For "strict consistency", the important condition is to make sure the read set and the write set overlap. ie: W + R > N
As you can see, the quorum based 2PC can be considered as a general 2PC protocol where the traditional 2PC is a special case where W = N and R = 1. The general quorum-based model allow us to pick W and R according to our tradeoff decisions between read and write workload ratio.
If the user cannot afford to pick W, R large enough, ie: W + R <= N, then the client is relaxing its consistency model to a weaker one.
If the client can tolerate a more relax consistency model, we don't need to use the 2PC commit or quorum based protocol as above. Here we describe a Gossip model where updates are propagate asynchronous via gossip message exchanges and an auto-entropy protocol to apply the update such that every replica eventually get to the latest state.
Vector Clock is a timestamp mechanism such that we can reason about causal relationship between updates. First of all, each replica keeps vector clock. Lets say replica i has its clock Vi. Vi[i] is the logical clock which if every replica follows certain rules to update its vector clock.
- Whenever an internal operation happens at replica i, it will advance its clock Vi[i]
- Whenever replica i send a message to replica j, it will first advance its clock Vi[i] and attach its vector clock Vi to the message
- Whenever replica j receive a message from replica i, it will first advance its clock Vj[j] and then merge its clock with the clock Vm attached in the message. ie: Vj[k] = max(Vj[k], Vm[k])
A partial order relationship can be defined such that Vi > Vj iff for all k, Vi[k] >= Vj[k]. We can use these partial ordering to derive causal relationship between updates. The reasoning behind is
- The effect of an internal operation will be seen immediately at the same node
- After receiving a message, the receiving node knows the situation of the sending node at the time when the message is send. The situation is not only including what is happening at the sending node, but also all the other nodes that the sending node knows about.
- In other words, Vi[i] reflects the time of the latest internal operation happens at node i. Vi[k] = 6 reflects replica i has known the situation of replica k up to its logical clock 6.
Because state is always flow from the replica to the client but not the other way round, the client doesn't have an entry in the Vector clock. The vector clock contains only one entry for each replica. However, the client will also keep a vector clock from the last replica it contacts. This is important for support the client consistency model we describe above. For example, to support monotonic read, the replica will make sure the vector clock attached to the data is > the client's submitted vector clock in the request.
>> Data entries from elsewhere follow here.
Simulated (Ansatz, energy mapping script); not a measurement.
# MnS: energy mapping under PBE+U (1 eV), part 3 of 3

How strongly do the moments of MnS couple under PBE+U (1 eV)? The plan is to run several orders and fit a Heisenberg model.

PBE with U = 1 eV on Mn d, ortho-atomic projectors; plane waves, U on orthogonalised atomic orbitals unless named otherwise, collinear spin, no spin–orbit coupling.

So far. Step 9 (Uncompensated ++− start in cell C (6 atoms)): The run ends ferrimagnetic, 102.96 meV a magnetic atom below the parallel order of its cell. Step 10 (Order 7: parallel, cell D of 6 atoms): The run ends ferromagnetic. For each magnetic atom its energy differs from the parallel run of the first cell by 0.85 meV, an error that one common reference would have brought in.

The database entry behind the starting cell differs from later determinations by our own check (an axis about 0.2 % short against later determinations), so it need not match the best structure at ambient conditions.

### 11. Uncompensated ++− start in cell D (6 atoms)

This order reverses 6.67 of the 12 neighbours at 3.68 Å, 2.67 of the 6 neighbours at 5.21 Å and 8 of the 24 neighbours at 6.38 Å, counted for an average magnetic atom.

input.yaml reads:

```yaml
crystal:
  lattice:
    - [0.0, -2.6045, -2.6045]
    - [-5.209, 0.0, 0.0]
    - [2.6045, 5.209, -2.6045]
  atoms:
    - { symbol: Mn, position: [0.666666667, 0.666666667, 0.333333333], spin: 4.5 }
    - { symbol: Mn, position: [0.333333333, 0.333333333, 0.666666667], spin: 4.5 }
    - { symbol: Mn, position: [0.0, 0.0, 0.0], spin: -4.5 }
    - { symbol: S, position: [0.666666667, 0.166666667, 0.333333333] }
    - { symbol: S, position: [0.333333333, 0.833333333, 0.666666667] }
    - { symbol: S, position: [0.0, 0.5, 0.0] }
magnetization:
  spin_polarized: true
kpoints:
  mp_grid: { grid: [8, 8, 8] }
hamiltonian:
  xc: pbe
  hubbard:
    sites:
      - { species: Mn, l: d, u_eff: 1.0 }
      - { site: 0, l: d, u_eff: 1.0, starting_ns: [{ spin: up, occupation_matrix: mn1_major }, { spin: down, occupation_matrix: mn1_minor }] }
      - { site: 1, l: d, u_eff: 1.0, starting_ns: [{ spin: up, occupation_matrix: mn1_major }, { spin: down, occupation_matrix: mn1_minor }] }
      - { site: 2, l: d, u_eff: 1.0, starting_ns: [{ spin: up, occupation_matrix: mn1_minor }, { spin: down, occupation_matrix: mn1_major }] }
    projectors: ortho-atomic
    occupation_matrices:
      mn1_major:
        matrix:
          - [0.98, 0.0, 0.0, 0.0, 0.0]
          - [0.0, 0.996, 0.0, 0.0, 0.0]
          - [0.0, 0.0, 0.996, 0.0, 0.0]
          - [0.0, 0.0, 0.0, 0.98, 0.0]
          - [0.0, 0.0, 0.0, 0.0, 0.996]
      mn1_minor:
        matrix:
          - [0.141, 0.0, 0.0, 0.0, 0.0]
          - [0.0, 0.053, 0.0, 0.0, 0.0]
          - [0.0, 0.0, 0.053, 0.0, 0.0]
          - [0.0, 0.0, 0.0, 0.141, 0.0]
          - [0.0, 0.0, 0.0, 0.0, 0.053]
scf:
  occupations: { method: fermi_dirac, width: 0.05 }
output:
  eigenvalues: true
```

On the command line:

Gossip (State Transfer Model)
In a state transfer model, each replica maintain a vector clock as well as a state version tree where each state is neither > or < among each other (based on vector clock comparison). In other words, the state version tree contains all the conflicting updates.
At query time, the client will attach its vector clock and the replica will send back a subset of the state tree which precedes the client's vector clock (this will provide monotonic read consistency). The client will then advance its vector clock by merging all the versions. This means the client is responsible to resolve the conflict of all these versions because when the client sends the update later, its vector clock will precede all these versions.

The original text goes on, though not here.